Creating a Logo For Your Business
Updated: Feb 27, 2019
Some inside tips, tricks and must have apps anyone can use for creating professional looking logos.
What have you got so far?
Fantastic business idea? Check! Catchy business name? Check! Cool sounding slogan? Check! A totally radical, professional, eye catching and truly original logo? Oh, er, no.
Many start ups find themselves in this predicament. They have a great idea and have everything in place to hit the button and start their business journey, however they either haven't come up with a logo or the logo they have conjured up just doesn't look professional. Sound like you? Well worry not here's some tips to design the perfect logo for your business.
1) Make the right impression?
In many cases your business' logo is the first impression people will get of your business. You'll need to make sure it makes the right one as you may not get a chance to make a second. Try and personify your business and picture that person in your head. What sort of person are they? Do you see a professional looking person who is straight to the point? Maybe a logo like IBM, Microsoft or Costa Coffee will suffice. Are they colourful, flamboyant and extrovert like Google, MSNBC or Pepsi? Strong and bold like Gillette or sleek and sexy like M&S? Whatever they look like just make sure your logo matches their personality.
2) Research your industry
What are other businesses in your industry doing? How do their logos look? Do you notice a pattern or theme? Sometimes it's good to follow those patterns. For example green is a colour associated with health products, red and yellow with car products and blue and grey with fitness. Be careful not to become just another face in the crowd. Sometimes it pays to go against the grain slightly and stand out.

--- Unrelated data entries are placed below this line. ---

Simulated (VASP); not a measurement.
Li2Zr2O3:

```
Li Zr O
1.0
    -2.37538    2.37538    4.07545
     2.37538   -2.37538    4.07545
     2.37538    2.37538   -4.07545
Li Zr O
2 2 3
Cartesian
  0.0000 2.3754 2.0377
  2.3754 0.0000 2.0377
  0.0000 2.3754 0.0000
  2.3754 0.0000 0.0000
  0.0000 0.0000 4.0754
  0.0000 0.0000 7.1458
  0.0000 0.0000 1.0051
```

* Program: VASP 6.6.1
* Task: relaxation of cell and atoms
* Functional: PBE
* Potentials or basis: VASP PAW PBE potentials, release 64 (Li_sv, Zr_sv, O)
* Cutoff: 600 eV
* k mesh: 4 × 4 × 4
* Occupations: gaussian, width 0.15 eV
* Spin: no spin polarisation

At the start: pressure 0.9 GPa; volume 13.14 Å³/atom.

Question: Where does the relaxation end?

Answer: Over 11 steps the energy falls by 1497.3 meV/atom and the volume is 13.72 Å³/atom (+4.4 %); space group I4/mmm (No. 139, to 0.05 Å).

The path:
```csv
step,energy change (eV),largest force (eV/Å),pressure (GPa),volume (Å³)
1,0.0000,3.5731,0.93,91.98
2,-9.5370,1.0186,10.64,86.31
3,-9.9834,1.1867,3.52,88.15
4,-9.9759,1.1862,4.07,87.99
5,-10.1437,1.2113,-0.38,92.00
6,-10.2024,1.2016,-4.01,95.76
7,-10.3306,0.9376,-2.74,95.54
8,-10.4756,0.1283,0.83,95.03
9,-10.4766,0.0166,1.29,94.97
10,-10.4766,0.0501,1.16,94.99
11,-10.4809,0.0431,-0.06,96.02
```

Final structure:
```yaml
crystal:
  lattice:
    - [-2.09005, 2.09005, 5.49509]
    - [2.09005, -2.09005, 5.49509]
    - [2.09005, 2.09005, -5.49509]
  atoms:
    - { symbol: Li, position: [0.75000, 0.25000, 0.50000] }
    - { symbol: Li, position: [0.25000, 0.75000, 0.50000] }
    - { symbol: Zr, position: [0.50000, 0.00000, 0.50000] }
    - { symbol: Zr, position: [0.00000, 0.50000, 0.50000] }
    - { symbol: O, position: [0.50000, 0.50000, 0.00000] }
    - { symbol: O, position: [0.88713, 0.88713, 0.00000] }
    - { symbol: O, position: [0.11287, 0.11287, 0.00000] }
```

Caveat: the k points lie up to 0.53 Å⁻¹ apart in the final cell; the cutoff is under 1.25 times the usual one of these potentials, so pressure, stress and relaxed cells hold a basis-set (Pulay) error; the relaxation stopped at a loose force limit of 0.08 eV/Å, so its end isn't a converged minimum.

3) See it from the customer's perspective
When we're starting the creative process, we can often fall into the trap of becoming too personally involved. Now I'm not saying you should cut off all feelings you have for your business, of course not, this is your baby. What I am saying is that you need to aim your logo and branding at your target audience not at what tickles your fancy. For example you're a big burly man who likes manly things (sorry for the gender stereotype but I'm trying to make a point) and you come up with a scented candle business that's aimed predominantly at women (again sorry for the stereotype), would you still design your logo based on what attracts you? The answer is probably and should be...NO. Try and get another person's opinion on the subject. Even better get a few people's opinion.
4) Keep it simple
Now we're getting down to the nitty gritty. Design. Think of some of the most iconic logos of the last 20 years. Apple, Nike, McDonalds, Mercedes and Audi to name a few. What do they all have in common? Simplicity. They look so effortless, yet make such a huge impact. Simple logos are easier for the brain to process and therefore are recognised easier. I see so many businesses, starting out, get their logo completely wrong by trying toI hard! Use graphics that are clean and simple. Try and go for vector images over bevelled or embossed ones. A website like the Noun Project is great for simple vectors. Keep colours and fonts to a minimum. Too many different variants can make the logo look busy and cheap. Use the two for two rule. No more than 2 colours or 2 fonts.
5) Use the right software
Over the years designing your own logo has become more accessible to the "non tech savvy". Back in the day you had to be able to juggle Photoshop, Illustrator and a host of other programmes to create a decent looking end product. Now there are apps you can download on your phone to create a logo in your lunch break. Don't get me wrong Photoshop does still have its place, however Anada Lakra over at 99Designs.co.uk has a list of 8 tools that are really useful too.
6) If in doubt, get your wallet out
Like I said previously, your logo is the first impression your business will make and you may not get a chance at a second, so it makes no sense to be stingy in the logo design process. If you don't think you can do it or have hit a brick wall, don't just settle for a mediocre design. Pay a designer to come up with the type of logo you and your business deserve.